Yeah. It is a great lifestyle, isn’t it?
It is.
How do you find it working in a distributed company?
It’s an interesting industry. I think some of the best things about working in this company and building this product has been creating something physical. A lot of people said to me when we started the project, “It’s a great idea but don’t do it in a book. There’s need for it but don’t do it in a book.” And I was always really firm that it should be in a book because first of all, I’m a big fan of books and on the other hand, there’s something about building a physical product, something you can see, you can smell, you can feel, something you can give away. I have always been a big part of the creative and design process because at the end of the day, this is what people see and what people hear as much as the concept and the design. So it’s super important that everything is high quality.
I think that’s one of the best things about working in this company — you’re creating something physical still in 2017.
I think there’s nothing wrong with that. I know books have moved online a bit more now. But I mean, even Amazon are opening a physical bookstore again next month. So there is still a big demand for a physical copy. People like to hold on to it, don’t they?
Yeah exactly, like you said. Basically, since 2014, the hard copy books have just been increasing the number of sales and the e-books have been decreasing. So everything, what people said, was that the book is dead and everybody is going to be electronic from now on, it’s not totally true. I definitely think that we will not sell as many books as before but I think it’s still something that’s valued a lot from the market. I think more and more people then prioritize to buy high quality content and products instead of buying a newspaper. They’d rather read that online and say, “Okay, I want a really high quality designed and conducted book.” It is a different experience no matter what you say.

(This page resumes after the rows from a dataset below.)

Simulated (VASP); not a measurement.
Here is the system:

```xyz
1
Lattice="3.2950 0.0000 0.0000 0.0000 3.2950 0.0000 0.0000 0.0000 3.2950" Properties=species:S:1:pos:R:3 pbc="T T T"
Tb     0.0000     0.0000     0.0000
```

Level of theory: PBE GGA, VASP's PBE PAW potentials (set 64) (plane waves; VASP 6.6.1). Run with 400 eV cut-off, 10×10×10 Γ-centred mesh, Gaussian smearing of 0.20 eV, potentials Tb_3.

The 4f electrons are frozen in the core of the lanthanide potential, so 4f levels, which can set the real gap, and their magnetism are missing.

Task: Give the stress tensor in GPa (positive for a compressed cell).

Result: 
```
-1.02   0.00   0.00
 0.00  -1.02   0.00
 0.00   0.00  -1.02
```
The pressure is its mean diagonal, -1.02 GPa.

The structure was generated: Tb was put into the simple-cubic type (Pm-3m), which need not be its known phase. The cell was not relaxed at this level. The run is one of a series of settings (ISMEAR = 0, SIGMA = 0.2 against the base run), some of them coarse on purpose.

I talked to a friend about that yesterday. When people take the effort to print something and really make a book, then it’s a little bit more respected for my side. I know I put so many hours into it. We don’t print things in the book that haven’t been read through millions of times, and haven’t been researched, and haven’t been talked over again and again because we know we only have one shot with it. If you just put something online, you can always change it. So it’s a little bit about respect, about the work that you actually do.
That’s why I still buy books, because I know that people have put a lot of effort into actually making it.
Yeah, sure. I respect that. I also respect that a lot of people told you to not do it in a book and you went against the grain and did it anyway. Was that quite challenging at first, going against everyone’s advice?
It’s always challenging to go against the waters but on the other hand, it’s also when it’s the most fun, when you actually succeed with it.
For me, it was when we printed the first book. We basically made the whole project for less than 15K. It was a dream come true. I didn’t actually believe at the time that we were going to have a sustainable business three years after but it was something that I have wanted to do for so long. Especially I think when you create a physical product and you have this feeling of… it’s a statement, it’s a huge thing.
So yeah, I definitely think that it’s good that we did it anyway.
Obviously, you’re a successful company because like you said, you’re still around. But what’s the kind of feedback that you get from people who read these books? Do you have any big success stories from new startups or anything like that?
Yeah. I think what is the most interesting thing is when people write us and say, “Thank you so much for this. It encouraged me to start my own business or take the next step to found a company or actually really go for it.”
I think a lot of the stories or the feedback we get is from individuals that have the urge to actually do it or not do it. I think the unique thing about our book is that we can create these really close relations to the reader and the people who it’s written about. It’s basically people like everybody else, not Steve Jobs, not Mark Zuckerberg, not one of these hot shots that is so far away from your reality. It’s like people from your own city that have just built a company.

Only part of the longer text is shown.